However, in today’s statement, Almunia revealed complainants and other relevant market participants were still unhappy with the steps Google had taken and wanted additional commitments.
Google has conceded and has now guaranteed whenever it promotes its own search services, such as hotels or restaurants, the services of three rivals will also be displayed so users can compare. This principle will apply not only for existing specialised search services, but also to changes in the presentation of those services and any future additions.
“My mission is to protect competition to the benefit of consumers, not competitors,” said Almunia. “I believe that the new proposal obtained from Google after long and difficult talks can now address the Commission's concerns.
“Without preventing Google from improving its own services, it provides users with real choice between competing services presented in a comparable way; it is then up to them to choose the best alternative. This way, both Google and its rivals will be able and encouraged to innovate and improve their offerings.”

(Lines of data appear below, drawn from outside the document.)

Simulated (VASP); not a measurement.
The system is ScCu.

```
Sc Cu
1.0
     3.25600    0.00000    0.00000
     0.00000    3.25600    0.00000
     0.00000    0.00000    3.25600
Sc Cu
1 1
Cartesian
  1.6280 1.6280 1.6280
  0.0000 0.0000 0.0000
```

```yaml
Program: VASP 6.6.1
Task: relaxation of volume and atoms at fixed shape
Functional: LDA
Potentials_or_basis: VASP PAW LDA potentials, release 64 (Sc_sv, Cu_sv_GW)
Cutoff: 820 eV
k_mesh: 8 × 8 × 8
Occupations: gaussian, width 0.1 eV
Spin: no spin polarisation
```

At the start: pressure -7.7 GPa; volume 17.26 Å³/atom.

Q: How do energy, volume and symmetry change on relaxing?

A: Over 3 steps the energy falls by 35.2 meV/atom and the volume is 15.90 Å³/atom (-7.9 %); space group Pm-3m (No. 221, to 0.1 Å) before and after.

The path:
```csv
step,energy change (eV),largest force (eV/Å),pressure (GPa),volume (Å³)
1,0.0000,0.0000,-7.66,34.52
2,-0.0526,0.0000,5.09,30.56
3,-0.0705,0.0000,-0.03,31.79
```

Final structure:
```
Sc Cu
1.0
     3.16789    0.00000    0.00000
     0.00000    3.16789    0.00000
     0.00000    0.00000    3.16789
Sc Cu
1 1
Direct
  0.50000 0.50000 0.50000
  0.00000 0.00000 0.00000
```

My mission is to protect competition to the benefit of consumers, not competitors
Joaquín Almunia, vice president of the European Commission responsible for competition policy
Even with the EC stamp of approval though, Google will have to wait for complainants’ feedback again before the rules becoming legally binding.
If agreed, the commitments would cover the European Economic Area for five years and be supervised by an independent monitoring trustee.
Kent Walker, senior vice president and general counsel at Google said, “We will be making significant changes to the way Google operates in Europe. We have been working with the European Commission to address issues they raised and look forward to resolving this matter.”